A Homeowners Association (HOA) is an organization that governs a community of homes — typically a condominium complex, townhome development, or planned single-family neighborhood. When you purchase a home in an HOA community, membership is automatic and mandatory. You agree to pay regular dues and follow the community's rules (CC&Rs — Covenants, Conditions & Restrictions) as a condition of ownership.

What HOA Fees Cover

HOA fees fund the maintenance and management of shared common areas and amenities. This typically includes landscaping of common areas, exterior maintenance, community pools, gyms, clubhouses, security, and professional management company fees. For condominiums, fees often also cover building insurance (for the structure itself), water and sewer utilities, elevator maintenance, and roof repairs. The scope varies significantly by community, so always review the HOA's financial documents and meeting minutes before purchasing.

Typical HOA Fee Ranges

HOA fees vary widely by property type and location. Single-family home HOAs in planned communities often charge $100–$400/month for basic common area maintenance. Condominium HOAs typically run $300–$800/month, sometimes higher for luxury buildings or those with extensive amenities. High-rise urban condos can easily reach $1,500–$2,500/month or more when utilities are included. These fees are in addition to your mortgage payment, property taxes, and personal homeowner's insurance.

How HOAs Affect Affordability

Mortgage lenders include HOA fees in your housing expense calculation (front-end DTI). A $400/month HOA fee in a market where the median home requires a $2,200 P&I payment means your effective housing cost is $2,600/month — which reduces your qualifying loan amount. Use the Home Affordability Calculator with your full expected monthly housing cost to get an accurate picture.
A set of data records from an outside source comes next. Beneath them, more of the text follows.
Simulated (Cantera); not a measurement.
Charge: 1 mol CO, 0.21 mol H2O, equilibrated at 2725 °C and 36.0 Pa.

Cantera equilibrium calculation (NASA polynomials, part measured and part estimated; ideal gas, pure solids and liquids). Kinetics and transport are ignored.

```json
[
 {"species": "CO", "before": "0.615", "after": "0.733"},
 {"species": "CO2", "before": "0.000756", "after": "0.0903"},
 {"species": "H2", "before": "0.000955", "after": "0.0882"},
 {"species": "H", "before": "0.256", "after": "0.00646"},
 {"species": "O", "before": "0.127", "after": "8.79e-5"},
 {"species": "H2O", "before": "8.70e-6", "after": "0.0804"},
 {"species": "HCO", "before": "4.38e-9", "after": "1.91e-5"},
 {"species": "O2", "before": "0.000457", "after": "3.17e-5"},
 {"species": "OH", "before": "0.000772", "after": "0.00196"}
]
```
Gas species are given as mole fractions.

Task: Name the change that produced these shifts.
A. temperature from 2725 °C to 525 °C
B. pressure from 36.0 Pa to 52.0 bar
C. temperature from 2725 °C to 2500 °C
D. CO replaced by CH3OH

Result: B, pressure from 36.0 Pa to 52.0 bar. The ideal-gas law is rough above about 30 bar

Special Assessments and Financial Health

Beyond regular dues, HOAs can levy special assessments — one-time charges for major repairs or capital improvements not covered by reserves (e.g., roof replacement, pool resurfacing, parking lot repaving). Before buying, request the HOA's reserve study, budget, and meeting minutes. An underfunded reserve account (less than 10% funded is a red flag) signals a high likelihood of special assessments. At closing, you may also owe HOA transfer fees — an item to include when estimating your total closing costs.